Philosophy – the term conjures up a number of images in people’s minds. Maybe you think of deep, dense, abstract ancient texts, or maybe you imagine wandering by the philosophy building on your college campus where students argue using terms you’ve never heard, while you simply want to get to the gym for an afternoon workout. Whatever the case may be, when we think of philosophy, we each think of something.
But what if philosophy was less of an abstract concept or term, and more of a tool that could aid you in your daily life and the challenges that we each face in the modern world? What if I told you it is exactly that, and that that’s what philosophy is intended for, especially for those of us who are idealistic, dreamers, and have big visions for our future lives and work? We may need philosophy the most, but a certain prescription of a philosophy.
The Ancient Stoics
Stoic Philosophers came from Ancient Rome and Greece during the 3rd century AD. They had some of the same conclusions that you and I might have regarding abstract philosophy. They didn’t agree with the pious and pompous philosophers who were merely academics and looked down on those who did not want to discuss the abstract for hours. Rather, they viewed philosophy as a practical tool to solve the needs in our daily lives.

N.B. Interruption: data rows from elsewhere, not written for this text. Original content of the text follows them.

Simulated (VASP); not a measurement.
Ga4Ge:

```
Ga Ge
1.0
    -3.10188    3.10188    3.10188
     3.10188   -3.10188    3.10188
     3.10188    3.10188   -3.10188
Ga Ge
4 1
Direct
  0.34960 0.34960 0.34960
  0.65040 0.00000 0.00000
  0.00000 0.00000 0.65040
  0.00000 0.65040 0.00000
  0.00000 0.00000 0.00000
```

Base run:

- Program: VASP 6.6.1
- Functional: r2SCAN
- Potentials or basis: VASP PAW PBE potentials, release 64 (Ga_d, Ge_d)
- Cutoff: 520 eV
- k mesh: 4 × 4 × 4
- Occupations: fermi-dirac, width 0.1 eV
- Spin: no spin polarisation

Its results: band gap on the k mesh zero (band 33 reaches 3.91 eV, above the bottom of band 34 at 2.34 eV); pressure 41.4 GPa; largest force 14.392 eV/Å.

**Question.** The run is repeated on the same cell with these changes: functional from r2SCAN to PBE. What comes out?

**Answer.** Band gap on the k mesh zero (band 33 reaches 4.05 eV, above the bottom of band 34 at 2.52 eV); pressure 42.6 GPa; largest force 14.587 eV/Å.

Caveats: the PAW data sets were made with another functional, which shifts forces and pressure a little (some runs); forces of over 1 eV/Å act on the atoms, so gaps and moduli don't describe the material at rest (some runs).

Their philosophy—known as Stoicism—works as a way to control our emotions, understand our circumstances, know what is or is not in our control, and look at our lives objectively. This provides a sense of freedom, but must the philosophy must be accompanied with rigorous practice, application, and discipline. Philosophy can’t merely be something you think about occasionally, but something that you practice every single day.
You’re cut off on traffic? You control your response. Don’t chase down or flip off the perpetrator. Keep driving.
You’re working on a large project and it flops? Don’t freak out and fall into a depression. See what went wrong, objectively analyze the faults, swallow your ego that is hurt, and continue marching forward with your work.
And for the idealistic person? You have big dreams, visions, and goals—which are all good— but they don’t pan out? Don’t assume that you’ve failed at life and start to quit or be flustered into bad decisions or assume a victim’s role that things simply don’t ever work out for you. Rather, keep chugging away and slowly working towards those goals, seeing minimal progress and celebrating that you are moving forward with discipline and practice.
Philosophy Won’t Take Away Dreams, but Relieve the Pressures
We’re all slightly idealistic, though some of us more so than others.
We’re constantly inundated with reminders of how life should be, how we can be better, and how we need this or that product to buy happiness. With the massive influx of self-help literature, we now have an entire source of media devoted toward improvement.
This isn’t inherently bad. Goals, dreams, and even entertainment and possessions we care about are good to have in life. They make us human. Just as buying, selling, and marketing are human.
But when we lose our ability to be objective is when we run into problems. When we forget that life is a series of objective events, that will or won’t go in our favor, we are flustered when things don’t according to plan. Oftentimes, no matter how hard we try, we can’t control the outcome of events. And in all likelihood, life will not look the way we mapped out on paper.
This isn’t cynical or depressing.
This is freeing.
Life will still look beautiful, because it is.
Without the pressure of needing everything to look a certain way, you can move on with your results, your progress, and your life without the timetable of needing results to happen now, or feeling like a failure if an outcome doesn’t occur. You won’t feel the need to escape for the next rush, experience, or project when things don’t go your way, because you’re grateful for the opportunity to pursue your goals and understanding the objectivity and discipline that they require.
This, and many other lessons you can learn from Stoic philosophy. The tool is a constant reality check of the mind. This is what philosophy should be. This is the philosophy we all need.